Movie Time

No comments:
I was sorting my Netflix queue today, musing about the next DVD we'd receive and lamenting the fact that we have already watched all of Star Trek DS9 since its release on "Watch Instantly" in October, when I noticed something wonderful. Nay, something blog worthy:

Netflix saves a record of your entire rental history!

Three years of data, just begging to be looked at... This is right up my alley. I got busy with scraping it off the website and putting it in to some code. I immediately wondered: what can these data tell me about my Netflix habits? Am I getting my money's worth?

The answer to this is not at all straightforward I realized, how do you define getting your "money's worth" anyhow? I've really enjoyed the Netflix service, and find the monthly fee is insignificant to the point of forgetting about it entirely. By that metric it has been a very good value. But I wanted to make some nice looking figures, which is a total addiction of mine I'm finding... though it is also excellent practice.

I suspect most people would agree with this statement:
"Netflix would be such a great deal if I would just return those damned DVDs sooner!" 
With postage on the rise constantly, Netflix no doubt needs you to hold on to those DVDs to break even (just exactly how long that break-even time is has been the point of speculation since Netflix first began). Based on the first figure, it seems I am doing my part to keep Netflix in the "black"...

Rental length distribution for 3 years of Netflix viewing.

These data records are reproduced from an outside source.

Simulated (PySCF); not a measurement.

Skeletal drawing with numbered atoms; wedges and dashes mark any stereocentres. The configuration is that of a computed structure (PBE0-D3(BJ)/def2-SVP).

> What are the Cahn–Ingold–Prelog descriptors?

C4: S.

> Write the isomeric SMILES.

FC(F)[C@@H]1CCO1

Just 103 disc (DVD or Blu-ray) rentals total since I became a member in 2009... when you put it that way it sounds quite sad. Moreover, I'm holding these discs for at least 10 days on average! (The mean rental length was ~16 days). And check out those outliers (they aren't errors); That last point is like a 6-sigma outlier! I held on to that damn DVD for 3 months, and worst of all: I don't think I even watched it when I finally sent the bloody thing back.

I then found that Netflix had my "Watch Instantly" (streaming) history available as well. I have streamed 935 items so far. Here is the comparison of DVD (and Blu-Ray) rentals to streaming for the last 3 years. The argument that physical media is "dead/dying" may be well made using this figure alone.


Also intriguing is the monthly numbers of physical rentals vs streaming views (totaled over all years). Streaming seems to be roughly bi-modal, with broad peaks near winter and summer likely due to the academic calendar. This is essentially the behavior I expected. 

Rentals, however, seem to not follow this trend very well at all. Granted, these are dominated by small number statistics (only order 10's of rentals per month bin). To provide real meaning to this trend, we might consider time of the year (I'll visit this again at the end), or perhaps the DVD's themselves. If we're watching a series heavily we may rip through 6-8 DVDs in a short span of time, and with so few DVD rentals in total this can heavily skew the data.


A neat, but somewhat obtuse, diagram is the normalized cumulative number of rentals (or streams) as a function of time. The curve starts at 0 on the y-axis, and with each successive rental (or stream) it increases by 1 until it reaches the total number. I then divided by the total number of rentals (or streams) to make the curves both span from 0 to 1. 

The steeper the curve, the more rapid the consumption of media. A few notable things stuck out to me in this diagram:
  1. My Watch Instantly rate is (overall) accelerating. This is also shown coarsely in Figure 2.
  2. My DVD rate is fairly steady over the last year
  3. When we "binge" on either the DVD or streaming, and that curve turns up sharply for a brief bit, the other curve tends to flatten out. This is quite noticeable at Jan 2010 (big DVD binge) or about March 2011 (steady streaming binge)

Item #3 brings about perhaps the most important point thus far: we evidently only have the attention span for one platform or the other at a time.


Then I went a bit off the deep end, and so I'll first start with a classic word of caution: correlation does not indicate causation. Often times, however, it does indicate that a more important 3rd parameter is at work.

With that in mind, I downloaded the average temperature data for Seattle from weather.com. Once again I was pleased with the result. A nice trend was seen (plotted as grey line): the warmer it is outside, the less we watch DVD's (only physical rentals shown). The outliers (Jan, Sep, Aug) are the Winter and Summer breaks that Sarah and I have together, so while the overall rates vs month did not track the school year cycle very well in rentals, the outliers certainly do. If we removed these high points (which arguably don't belong to the same parent distribution) an even cleaner trend is left - and this would seem to bode well for our social lives.

I neglected to show the streaming data vs temperature, but it was less pretty anyhow. The shape is roughly parabolic, with a minimum around 55deg and maxima at the hot and cold extremes. This is essentially tracking the school calendar again.


 Alright, that's about all I can squeeze out of this little data set for now. What a fun exercise, I think we all really learned something today. I learned that my addiction to making pretty plots to satisfy my idiotic curiosity is as strong as ever. What did you learn?